Hello @corvs - is there any specific reason? I'm developing a mult-tenant application and after much consideration, I've concluded that it's better to have two different models.
For example, the Teacher model will have all the column supported by Laravel Cashier; while students model will have different set of columns.
Also, I'll need multiple unique columns on student and teacher model. That's the reason I was thinking of using two different models.
@thebigk Two different models for teachers and students are completely fine, but use the User model for authentication and a user can be a teacher or student then (or both).

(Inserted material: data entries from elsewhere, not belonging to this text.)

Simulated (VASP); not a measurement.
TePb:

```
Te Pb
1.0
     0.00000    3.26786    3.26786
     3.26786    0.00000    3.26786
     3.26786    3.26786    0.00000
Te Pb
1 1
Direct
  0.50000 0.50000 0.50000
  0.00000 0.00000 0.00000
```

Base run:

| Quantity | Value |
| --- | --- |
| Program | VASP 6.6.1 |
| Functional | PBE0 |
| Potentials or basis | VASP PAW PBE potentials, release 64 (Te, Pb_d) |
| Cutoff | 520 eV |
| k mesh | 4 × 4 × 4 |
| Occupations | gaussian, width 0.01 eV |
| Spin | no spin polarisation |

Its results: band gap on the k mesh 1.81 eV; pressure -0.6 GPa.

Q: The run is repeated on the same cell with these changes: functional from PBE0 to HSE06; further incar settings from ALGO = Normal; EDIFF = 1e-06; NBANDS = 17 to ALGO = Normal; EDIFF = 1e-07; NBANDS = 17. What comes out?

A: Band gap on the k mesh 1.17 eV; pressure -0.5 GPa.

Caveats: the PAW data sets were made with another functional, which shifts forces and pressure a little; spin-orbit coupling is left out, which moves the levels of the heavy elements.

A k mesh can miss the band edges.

@snapey - that will never be the case. I just stumbled upon the following block in config/auth.php -
/*
|--------------------------------------------------------------------------
| User Providers
|--------------------------------------------------------------------------
|
| All authentication drivers have a user provider. This defines how the
| users are actually retrieved out of your database or other storage
| mechanisms used by this application to persist your user's data.
|
| If you have multiple user tables or models you may configure multiple
| sources which represent each model / table. These sources may then
| be assigned to any extra authentication guards you have defined.
|
| Supported: "database", "eloquent"
|
*/
'providers' => [
'users' => [
'driver' => 'eloquent',
'model' => App\Models\User::class,
],
// 'users' => [
// 'driver' => 'database',
// 'table' => 'users',
// ],
],
Though I'm thinking of switching to just User model; I'm curious to know if the above block actually does what I'm trying to do.
You're reaching for the wrong tool here, tbh. What you need is Multi-Table Inheritance. You can read the README of this repo and if you have more questions, feel free to ask.